How do you read the alto clef?

Lots of people ask me how I can read ‘that weird alto clef’ and my answer is usually the same every time – it is no different from reading any other clef, except that fewer people know how to read it, as fewer people play instruments that use it (it is also used for the viola da gamba and the alto trombone – rarer instruments than the viola!)

It is a little known fact that violists have to read not only their own clef, but also the treble clef, as when we play high passages it is much easier to read in treble clef than read millions of ledger lines. This is fine, but it does lead to difficulties when sight-reading when the clef changes half way through a line (or even worse, at the end of a line), and also embarrassing moments when you play loudly in the wrong clef…

Why is the viola sometimes called the ‘Cinderella’ of the orchestra?

The viola has been under-represented as a solo instrument and unfairly maligned as an orchestral instrument (see below), leading to some calling it the ‘cinderella’ of the orchestra. In recent times, beginning with pioneers such as William Primrose and Lionel Tertis (who wrote books called ‘My Viola’ and I and ‘Cinderella No More’), the viola has risen to prominence as a solo instrument in its own right, with more and more works being composed for it.

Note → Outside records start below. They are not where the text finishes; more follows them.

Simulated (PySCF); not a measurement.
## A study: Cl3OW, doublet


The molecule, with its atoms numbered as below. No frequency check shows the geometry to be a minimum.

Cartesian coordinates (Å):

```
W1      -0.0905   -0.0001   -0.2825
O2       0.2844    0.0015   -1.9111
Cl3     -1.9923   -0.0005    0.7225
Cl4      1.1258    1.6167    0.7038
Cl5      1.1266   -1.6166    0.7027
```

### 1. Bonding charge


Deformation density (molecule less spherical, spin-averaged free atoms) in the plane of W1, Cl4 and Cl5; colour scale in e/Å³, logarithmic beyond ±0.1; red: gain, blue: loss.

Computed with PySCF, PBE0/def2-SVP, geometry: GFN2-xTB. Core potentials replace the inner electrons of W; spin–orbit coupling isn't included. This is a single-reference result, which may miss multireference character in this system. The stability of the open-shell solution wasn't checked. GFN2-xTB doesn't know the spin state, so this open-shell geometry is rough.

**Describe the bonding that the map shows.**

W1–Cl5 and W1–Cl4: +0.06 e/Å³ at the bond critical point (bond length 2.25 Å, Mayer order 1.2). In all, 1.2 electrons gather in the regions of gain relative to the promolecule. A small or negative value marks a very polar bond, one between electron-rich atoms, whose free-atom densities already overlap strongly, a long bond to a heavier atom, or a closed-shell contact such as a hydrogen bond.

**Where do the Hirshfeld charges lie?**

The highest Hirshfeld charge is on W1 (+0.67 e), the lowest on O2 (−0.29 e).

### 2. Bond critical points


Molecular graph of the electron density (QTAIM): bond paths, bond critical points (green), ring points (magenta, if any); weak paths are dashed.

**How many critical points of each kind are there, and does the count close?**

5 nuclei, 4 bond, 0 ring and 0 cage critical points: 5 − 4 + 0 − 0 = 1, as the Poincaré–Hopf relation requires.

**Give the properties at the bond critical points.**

The viola repertoire is relatively small compared with many instruments, but given that the instrument took a long time to be recognised as a solo instrument, many major works have been written for it such as the famous Walton and Bartok Viola Concertos, and works by Britten, Vaughan Williams, Hindemith, Shostakovich, Clarke, York Bowen, Penderecki and Schnittke.

Aren’t viola players just failed violinists?

Absolutely not! Contrary to popular belief, playing the viola is actually harder than playing the violin. It is a larger and heavier instrument to hold, requires a more robust bow arm as the strings are slightly thicker and require more effort to make vibrate (especially the C string), and the notes are further apart than on the violin, making it harder to stretch some notes. Overall, it is harder to make a good sound on the viola than it is on the violin because of its larger size, but the sound when it comes out is gorgeously rich and full.

The commonly held belief that viola players are ‘failed violinist’ may have come about because violinists sometimes switch to viola, especially if there are not enough viola players in a group, so if a mediocre violinist was asked to play viola then of course they would play the viola badly too. Or violinists are simply jealous of the richer sound that we as viola players make! 🙂

I find that when I switch to violin (mainly only for teaching purposes, as I am definitely a true violist at heart!) everything seems very easy and so small, like playing a toy version of my viola!

I’ve never heard of any famous viola players.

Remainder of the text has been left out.